Suppose we have a matrix $$ M=\left( \begin{array}{ccc} 0 & -\Delta \omega & 0 \\ \Delta \omega & -\gamma & \bar{\omega } \\ 0 & -\bar{\omega } & -\gamma \\ \end{array} \right) $$ with $\lambda, \bar{\omega}, \Delta \omega \in \mathbb{R}$. It is perhaps worth noting that the matrix can equivalently be defined as acting on a vector $v$ to produce a vector $Mv$ given by $$ Mv = v \times \left( \bar{\omega}, 0, -\Delta\omega \right) - \gamma \left(1 - \hat{x} \hat{x}^T\right)v $$ where $\times$ is the cross product and $\hat{x} = \left(1,0,0\right)$.
If a vector $v(t)$ is governed by the equation $$ \dot{v}=M v $$ we have the solution $$ v(t) = e^{M(t-t_o)}v_o $$ for some initial condition $v_o = v(t_o)$. Practically the solution can be computed by determining the eigenvalues and eigenvectors of $M$.

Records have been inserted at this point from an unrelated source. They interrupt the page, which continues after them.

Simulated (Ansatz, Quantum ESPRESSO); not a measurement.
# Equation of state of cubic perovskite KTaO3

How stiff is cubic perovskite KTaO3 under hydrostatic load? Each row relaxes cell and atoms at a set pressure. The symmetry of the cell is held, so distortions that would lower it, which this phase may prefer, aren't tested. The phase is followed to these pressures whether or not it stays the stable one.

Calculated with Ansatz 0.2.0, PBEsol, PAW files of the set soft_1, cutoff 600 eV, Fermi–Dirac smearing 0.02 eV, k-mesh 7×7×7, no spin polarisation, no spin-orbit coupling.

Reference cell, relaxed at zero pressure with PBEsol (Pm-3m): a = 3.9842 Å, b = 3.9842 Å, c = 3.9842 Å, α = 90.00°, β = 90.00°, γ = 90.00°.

Now suppose that $\Delta \omega$ is normally distributed about zero with a standard deviation $\sigma_{\Delta \omega}$. My question is: does the expectation value of $v(t)$ admit a relatively simple solution, say, in the form of $$ \langle v(t) \rangle = e^{M'(t-t_o)}v_o $$ for some matrix $M'$ that is a function of $\sigma_{\Delta \omega}$?
So far I can see that we have
$$ \langle v(t) \rangle = \sum_{n=0}^\infty \frac{(t-t_o)^n \langle M^n \rangle}{n!} v_o $$
but it is not clear to me if the infinite sum simplifies, or if the special form of $M$ enjoys any simplifications.